The war in Ukraine has been ongoing for two years now. The conflict has greatly evolved throughout its duration. New tactics reveal the nature of modern war: it is not in Ukraine’s favor and never has been.


Most recent conflicts have been asymmetrical, a developed military power fighting a grass-roots paramilitary insurgency or improvised rebellions. The offensive forces use small-scale maneuver warfare tailored to incapacitate or demoralize the smaller force.


Ukraine is no such case, however. It is the largest country in Europe. It has a sizable standing army with a diverse arsenal of Western and Soviet-era weapons, albeit a far cry from the immense Russian military. When Russia invaded Ukraine in February of 2022, it was met with a surprise. 


Russia opened up the operation with an attempt at shock and awe. Jets bombing critical infrastructure and military airfields, helicopters moving troops deep into Ukraine, an attempt at an air bridge near Kiev as well as a convoy of armor headed there. It did not go as planned. 


The main reason for this failure was the unexpected impact of new defense technology on the battlefield. Shoulder launched anti-air missiles locked onto Russian aircraft from kilometers away. Anti-tank weapons ambushed convoys, destroying hundreds of millions of dollars in equipment in minutes, with relatively cheap hardware. Drones spotted Russian movement and directed artillery with live-time feedback, making it unprecedentedly accurate. Some drones were made to drop grenades on advancing troops, others were made into kamikazes designed to smash into enemy positions or vehicles. Maneuver warfare had been outmatched by modern defense systems. 

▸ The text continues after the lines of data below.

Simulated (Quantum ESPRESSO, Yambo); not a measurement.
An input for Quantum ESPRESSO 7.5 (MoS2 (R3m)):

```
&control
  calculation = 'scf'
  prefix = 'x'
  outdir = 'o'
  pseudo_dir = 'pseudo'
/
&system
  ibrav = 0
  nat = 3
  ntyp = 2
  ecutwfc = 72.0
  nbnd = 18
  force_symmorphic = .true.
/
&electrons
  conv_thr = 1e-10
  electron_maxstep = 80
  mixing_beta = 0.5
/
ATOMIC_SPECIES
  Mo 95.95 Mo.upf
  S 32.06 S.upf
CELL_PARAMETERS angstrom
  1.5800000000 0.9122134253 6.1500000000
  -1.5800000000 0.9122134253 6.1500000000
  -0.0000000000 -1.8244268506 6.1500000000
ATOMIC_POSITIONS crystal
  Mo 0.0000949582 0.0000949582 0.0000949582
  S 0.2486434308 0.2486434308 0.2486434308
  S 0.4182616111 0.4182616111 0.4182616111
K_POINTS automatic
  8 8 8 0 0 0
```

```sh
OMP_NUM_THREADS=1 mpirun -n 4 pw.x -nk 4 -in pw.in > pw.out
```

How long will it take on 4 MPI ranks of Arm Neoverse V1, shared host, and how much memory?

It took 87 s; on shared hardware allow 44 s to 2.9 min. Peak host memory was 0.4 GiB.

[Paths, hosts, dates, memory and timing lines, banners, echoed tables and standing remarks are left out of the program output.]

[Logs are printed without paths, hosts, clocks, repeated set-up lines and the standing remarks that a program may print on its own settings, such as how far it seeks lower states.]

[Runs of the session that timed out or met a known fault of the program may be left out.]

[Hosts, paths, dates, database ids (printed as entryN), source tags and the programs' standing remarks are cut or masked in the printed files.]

Russia ultimately pulled back from its offensive in northern Ukraine and focused on the south and the east. Both Russia and Ukraine dug trenches and replaced large-scale combined arms operations with small-scale movements and stagnation. Tanks and aircraft now avoid the frontline as much as possible and are used more as indirect fire. Small teams of infantry-supported drones and one or two vehicles storm trenches to gain intel on enemy strength in a position. 


The advent of shoulder-launched defense systems and cheap drones made maneuver warfare obsolete seemingly overnight. These systems are much cheaper than the 20 million dollar tanks or aircraft they destroy. Since drones have made artillery more accurate with live correction, they easily neutralize offensive movement. Artillery is thought to cause 70-80% of the battlefield casualties. That is more than both world wars.  


This form of fighting is brutal and costly, but it is not new. World War I trench warfare is back in style. This means war is not won by hardware any longer. It is won by manpower, artillery shells and time. Russia has more of all of these. Despite being stunningly embarrassed at the outset of the offensive, time will reward Russia's advantages in both shells and manpower.


The weapons and aid supplied by NATO have not put out the fire but have poured fuel on it. NATO nations get intel on the impact and effectiveness of their weapons, and at the same time fight Russia with Ukrainian bodies. 


Some will say ‘Ukraine was invaded, it's just defending itself.’ This is true, but what is the use of providing aid when the main deficiencies are not addressed? The West cannot give enough shells to provide Ukraine an offensive capability and manpower is obviously out of the question. Ukraine is losing the war, it always has been and it always will be. The surprise victory two years ago around Kiev and one successful counteroffensive, are but droplets in the grim rainfall of defeats Ukraine has suffered and will continue to. 


Aid is drying up, artillery ammo is running out and men are being killed that cannot be replaced. Aid sent to Ukraine only prolongs and worsens their suffering, it does not in any way lessen it. NATO used a surprising shift in tactics, which Russia was vulnerable to, to fight a proxy war that has hurt Ukraine and the West even more than it has Moscow. Ukraine will inevitably be defeated, and all that there will be to show for it is economic collapse, war porn and cemeteries.  


Soldiers on the frontline digging trenches in Ukraine’s fertile black earth uncover bones of men killed in the very same spot generations ago. Many of these forgotten men, Russian and Ukrainian alike, were on the same side. Now they are killing each other in the sunflower fields their forefathers died to protect.


The opinions expressed in this article are those of the individual author.